Michigan House energy chair says new public service commission policy would violate law

Published on August 08, 2017 by Kevin Randolph

Associate Speaker Pro Tem and House Energy Policy Chairman Rep. Gary Glenn (R-District 98) said last week that a policy the Michigan Public Service Commission (MPSC) plans to adopt next month would violate state and federal law and increase electricity rates.

Glenn said in a recent document that MPSC staff, according to commissioners’ instructions, a recently proposed policy that would require electricity choice providers to demonstrate they can meet customer demand with only electricity that’s generated in Michigan. The policy scheduled to be adopted on
September 28.

“This is clearly a back door attempt by unelected bureaucrats to eliminate Michigan’s Electricity Choice program by bureaucratic regulation, a protectionist scheme that was pushed by the state’s two monopoly utilities in the last legislative session but was expressly rejected by the people’s elected representatives,” Glenn said.

The policy would cost schools take tens of millions of dollars each year, Glenn said, and make Michigan less competitive for new business, industry and jobs.

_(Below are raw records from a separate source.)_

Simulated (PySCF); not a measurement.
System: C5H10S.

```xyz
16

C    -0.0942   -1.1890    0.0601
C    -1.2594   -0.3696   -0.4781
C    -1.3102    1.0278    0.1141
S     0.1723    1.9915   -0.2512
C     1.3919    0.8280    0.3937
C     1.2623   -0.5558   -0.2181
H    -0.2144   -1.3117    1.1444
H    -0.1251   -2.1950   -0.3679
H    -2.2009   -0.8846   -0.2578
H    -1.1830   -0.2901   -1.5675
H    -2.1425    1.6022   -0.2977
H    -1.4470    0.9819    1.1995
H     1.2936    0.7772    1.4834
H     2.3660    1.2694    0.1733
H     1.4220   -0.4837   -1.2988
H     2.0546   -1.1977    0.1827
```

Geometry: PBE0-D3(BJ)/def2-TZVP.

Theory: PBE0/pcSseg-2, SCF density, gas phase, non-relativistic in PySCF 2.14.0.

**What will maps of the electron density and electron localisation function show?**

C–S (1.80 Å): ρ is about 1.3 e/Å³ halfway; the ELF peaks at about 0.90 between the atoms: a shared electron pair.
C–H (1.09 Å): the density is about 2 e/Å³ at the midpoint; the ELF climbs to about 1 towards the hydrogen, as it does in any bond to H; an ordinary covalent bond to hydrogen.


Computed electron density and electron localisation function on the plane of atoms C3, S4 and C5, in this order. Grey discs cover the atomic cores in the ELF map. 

Glenn, as well as House Majority Whip Reps. Rob Verheulen (R-District 74) and Chris Afendoulis (R-District 73), expressed concerns that the move would violate a recent compromise energy package signed into law in December.

“We have strong concerns that the imposition by the Commission of any requirements on AESs in excess of those MISO requires…violates the legislative intent of (the new state energy law) and will place a significant additional burden on schools and businesses in our districts and all across Michigan,” Verheulen and Afendoulis wrote. “It will also threaten the sustainability of the (Electricity Choice) program, the viability and continuation of which was a primary goal of the legislation.”